The contradictory title will make sense by the end of this one. A despondent man shows up on the Jersey shore to end it all, but is accidentally saved by a teenage girl. Greg Jerden (Mark Hefti) has lost his will to live due to a tragic accident he caused in the past, one that resulted in the loss of his wife and unborn daughter.

Flashbacks illustrate his torment through memory and recurring nightmares in which his wife Sarah (Elizabeth Brissenden) becomes so achingly real that he speaks aloud to her, only to awaken and be faced with her absence once more.

Julie Peterson (Scout Taylor Compton) is days away from being 17 and the life force within her is as strong as Greg’s is weak. Through several acts of kindness and some emotional pep talks, complete with examples, the teen gradually persuades Greg to accept life once more, with the eventual goal of him being able to embrace it the way she does.

Julie’s got an ironic secret though, one I bet the reader can guess without benefit of further hint. Other players in this quiet little drama include Julie’s widowed father Paul (Ken Arnold), his second wife Grace (Mika Nishida), the Chief of Police Berg (Warren Draper), store owner Curtis Schmidt (David Brown) whose son Bret (Luke Pennington) is smitten with Julie. She is not smitten with him, though and continues to keep company with the melancholy Greg, believing that she is his only lifeline.

There is no romantic involvement afoot, only the deep commitment of friends who are there for each other during times of despair. Police Chief Berg has a secret of his own and fights the urge to wallow in grief until he gets his hands on a bottle of hard liquor.
Grace wants a child, Paul does not. Most of the characters are suspicious of Greg throughout the length of the film – his looks (scruffy and unkempt), his motives (Julie is young and naïve) and his tragic, unsettling past, which is researched through newspaper clippings.

Wrapping up storylines during the final moments of a film is gratifying when done well. Tomorrow is Today does it well. Although there are some predictable outcomes, there are also some sweet, meaningful surprises. Look for the flash of green during the last second and watch Greg’s face as you see it.

Mark Hefti possesses the very face of sadness and despair. Scout Taylor-Compton turns in a natural, low-key performance as Julie that makes it easy to comprehend Greg’s transformation through his association with her. Supporting characters are surprisingly kind, even through the initial misunderstanding that Greg’s appearance evokes. Grace is not a wicked stepmother, and Mika Nishida gives her three-dimensional depth.

Ken Arnold as Julie’s worried father is not the unreasonable patriarch (for long). Warren Draper’s Chief Berg channels a remarkable insight into Greg’s behavior because of his own tragedy and is a refreshing change from the usual macho cop. David Brown’s Curtis is a guy with a big heart who also becomes the voice of reason in tense situations.

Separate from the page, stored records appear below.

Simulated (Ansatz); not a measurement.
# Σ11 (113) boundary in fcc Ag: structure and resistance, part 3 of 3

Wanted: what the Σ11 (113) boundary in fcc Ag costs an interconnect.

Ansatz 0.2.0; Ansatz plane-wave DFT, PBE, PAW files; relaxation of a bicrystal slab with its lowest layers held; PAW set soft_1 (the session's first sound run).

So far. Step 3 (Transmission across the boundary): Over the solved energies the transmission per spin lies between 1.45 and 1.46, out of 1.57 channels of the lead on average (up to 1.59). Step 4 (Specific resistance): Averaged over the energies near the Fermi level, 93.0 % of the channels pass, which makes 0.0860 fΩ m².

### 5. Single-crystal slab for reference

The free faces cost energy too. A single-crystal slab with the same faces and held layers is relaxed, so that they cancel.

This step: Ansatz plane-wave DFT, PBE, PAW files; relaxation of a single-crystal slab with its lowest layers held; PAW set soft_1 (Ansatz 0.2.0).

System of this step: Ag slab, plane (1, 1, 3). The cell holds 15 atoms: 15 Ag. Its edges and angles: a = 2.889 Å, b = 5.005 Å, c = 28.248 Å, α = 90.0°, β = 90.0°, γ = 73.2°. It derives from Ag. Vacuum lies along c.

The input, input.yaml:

Director Frederic Lumiere (Fatima) does not give us any great highs or lows, preferring to let sweeping scenery, pensive music, and wisdom-laden words make the required impact; missing are fists, hysterics, or even loud arguments. The dialogue can be poetic at times and Lumiere is content to let it resonate with his viewers. Lead actor Mark Hefti also wrote the screenplay, so he gets the credit for the film’s opening line, “Life is a dance between monotony and miracles.” If that appeals to you, the rest of the film will as well.

As for the title, think: Choose Life. Think: Carpe Diem. Think: live in the moment, and you will have an excellent idea of the film’s mindset. If you can commit to 98 minutes without CGI, profanity, nudity or blood, you’ll appreciate this gentle film that is itself full of appreciation.

This multiple award-winning* 2009 release is available on DVD.

*Trimedia Festival (Best of Festival, Audience Award), Garden State Film Festival (Best Homegrown Feature) Method Fest Film Festival (Best Actress), Phuket International Film Festival (Best Actor, Audience Award), Rhode Island Film Festival (Directorial Discovery Award), California Independent Film Festival (Best Score), Purple Violet Film Festival (Best Professional Feature).